Basic Principles and Operations of B-Tree

Basic Principles and Operations of B-Tree

Problem Description
B-Tree is a self-balancing multi-way search tree widely used in databases and file systems. Unlike binary search trees, each node in a B-Tree can contain multiple keys and multiple child node pointers, which allows B-Trees to maintain a relatively low height, thereby reducing the number of disk I/O operations. You need to understand the core properties of B-Trees and the processes of search, insertion, and deletion operations.

Core Properties

Each node has at most m child nodes, called an m-order B-Tree.
The root node has at least 2 child nodes (unless it is a leaf node).
Each non-root, non-leaf node has at least ⌈m/2⌉ child nodes.
All leaf nodes appear at the same level.
Each non-leaf node contains k keys and k+1 child pointers, where ⌈m/2⌉-1 ≤ k ≤ m-1.

Search Operation
The search process is similar to that of a binary search tree, but requires sequential comparison of multiple keys within each node:

Start from the root node and sequentially search for the target key within the current node.
If the target key is found, the search is successful.
If not found, determine the subtree interval where the target key may exist.
Recursively continue the search in the corresponding subtree.
If the leaf node is reached and the key is still not found, the search fails.

Insertion Operation
The insertion operation needs to maintain the balancing properties of the B-Tree:

First, perform a search operation to find the appropriate position in a leaf node.
Insert the new key into the leaf node (maintaining the order of keys).
If the number of keys in the node does not exceed m-1 after insertion, the insertion is complete.
If the node is full (number of keys = m), a split is required:
- Promote the middle key to the parent node.
- Split the original node into two nodes, containing the keys to the left and right of the middle key, respectively.
If the parent node also becomes full as a result, continue splitting upward, potentially affecting the root node.

Example: Insertion Process for a 3-Order B-Tree
Assume keys are inserted in order: 10, 20, 30, 40, 50

Insert 10, 20: Root node [10, 20]
Insert 30: Root node is full, split into:
Root node [20]
Left child node [10], Right child node [30]
Insert 40: Insert into right child node [30, 40]
Insert 50: Right child node is full, split into:
Root node [20, 40]
Left child node [10], Middle child node [30], Right child node [50]

Deletion Operation
The deletion operation is relatively complex and requires handling multiple scenarios:
Scenario 1: Deleting a key from a leaf node

Delete directly. If the number of keys in the node after deletion is still ≥ ⌈m/2⌉-1, the operation is complete.
Otherwise, it is necessary to borrow a key from a sibling node or merge nodes.
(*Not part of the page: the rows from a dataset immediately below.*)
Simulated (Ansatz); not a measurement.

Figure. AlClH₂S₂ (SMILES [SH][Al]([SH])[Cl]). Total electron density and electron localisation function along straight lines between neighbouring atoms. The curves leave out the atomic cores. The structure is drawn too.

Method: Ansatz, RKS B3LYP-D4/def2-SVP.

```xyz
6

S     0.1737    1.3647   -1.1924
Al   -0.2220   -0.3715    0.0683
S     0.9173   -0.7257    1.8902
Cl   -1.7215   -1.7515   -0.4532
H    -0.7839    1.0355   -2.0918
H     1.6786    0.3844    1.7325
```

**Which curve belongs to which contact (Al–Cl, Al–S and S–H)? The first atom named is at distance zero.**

Scenario 2: Deleting a key from a non-leaf node

Replace the key to be deleted with its predecessor or successor key.
Transform the problem into deleting a key from a leaf node.

Node Merging and Redistribution
When a node has insufficient keys:

If a sibling node has surplus keys, redistribute keys through the parent node.
If the sibling node also has no surplus keys, merge with the sibling node.
Merging may reduce the number of keys in the parent node, potentially requiring further upward adjustments.

Advantages of B-Tree

Short and wide tree structure reduces disk access times.
Each node stores multiple keys, making full use of disk block size.
Automatically maintains balance, ensuring stable operational efficiency.
Suitable for external storage scenarios involving large-scale data.

By understanding the structural characteristics and operational rules of B-Trees, you can master the working principles of this crucial data structure in database indexing.